2016-08-12 Thread Ashish K Singh (JIRA)

[ 
https://issues.apache.org/jira/browse/KAFKA-2629?page=com.atlassian.jira.plugin.system.issuetabpanels:comment-tabpanel=15418941#comment-15418941
 ] 

Ashish K Singh commented on KAFKA-2629:
---

[~bharatviswa] the way we do it is that for password configs we provide path to 
an executable instead of plaintext password, and in Kafka application we 
execute that executable to get the password.
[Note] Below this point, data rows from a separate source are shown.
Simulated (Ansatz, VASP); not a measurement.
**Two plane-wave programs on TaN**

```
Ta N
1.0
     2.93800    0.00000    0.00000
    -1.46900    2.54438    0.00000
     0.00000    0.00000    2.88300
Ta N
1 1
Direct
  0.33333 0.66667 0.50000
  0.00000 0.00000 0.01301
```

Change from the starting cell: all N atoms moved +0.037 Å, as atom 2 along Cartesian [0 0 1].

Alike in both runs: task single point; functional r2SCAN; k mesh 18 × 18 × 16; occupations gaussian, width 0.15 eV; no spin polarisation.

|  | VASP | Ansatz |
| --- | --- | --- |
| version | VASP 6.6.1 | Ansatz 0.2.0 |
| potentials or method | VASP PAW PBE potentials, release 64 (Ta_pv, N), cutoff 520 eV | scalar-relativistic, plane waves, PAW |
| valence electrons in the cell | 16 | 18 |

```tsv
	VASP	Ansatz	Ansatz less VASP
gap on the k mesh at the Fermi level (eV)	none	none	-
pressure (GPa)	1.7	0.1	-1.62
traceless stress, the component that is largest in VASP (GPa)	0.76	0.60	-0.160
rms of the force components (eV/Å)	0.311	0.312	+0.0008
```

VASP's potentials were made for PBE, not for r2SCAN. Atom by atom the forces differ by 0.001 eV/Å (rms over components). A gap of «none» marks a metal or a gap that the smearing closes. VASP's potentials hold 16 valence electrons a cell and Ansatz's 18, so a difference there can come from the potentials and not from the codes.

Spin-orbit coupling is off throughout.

> Enable getting SSL password from an executable rather than passing plaintext 
> password
> -
>
> Key: KAFKA-2629
> URL: https://issues.apache.org/jira/browse/KAFKA-2629
> Project: Kafka
>  Issue Type: Improvement
>  Components: security
>Affects Versions: 0.9.0.0
>Reporter: Ashish K Singh
>Assignee: Ashish K Singh
>
> Currently there are a couple of options to pass SSL passwords to Kafka, i.e., 
> via properties file or via command line argument. Both of these are not 
> recommended security practices.
> * A password on a command line is a no-no: it's trivial to see that password 
> just by using the 'ps' utility.
> * Putting a password into a file, and then passing the location to that file, 
> is the next best option. The access to the file will be governed by unix 
> access permissions which we all know and love. The downside is that the 
> password is still just sitting there in a file, and those who have access can 
> still see it trivially.
> * The most general, secure solution is to provide a layer of abstraction: 
> provide functionality to get the password from "somewhere else".  The most 
> flexible and generic way to do this is to simply call an executable which 
> returns the desired password. 
> ** The executable is again protected with normal file system privileges
> ** The simplest form, a script that looks like "echo 'my-password'", devolves 
> back to putting the password in a file
> ** A more interesting implementation could open up a local encrypted password 
> store and extract the password from it
> ** A maximally secure implementation could contact an external secret manager 
> with centralized control and audit functionality.
> ** In short: getting the password as the output of a script/executable is 
> maximally generic and enables both simple and complex use cases.
> This JIRA intend to add a config param to enable passing an executable to 
> Kafka for SSL passwords.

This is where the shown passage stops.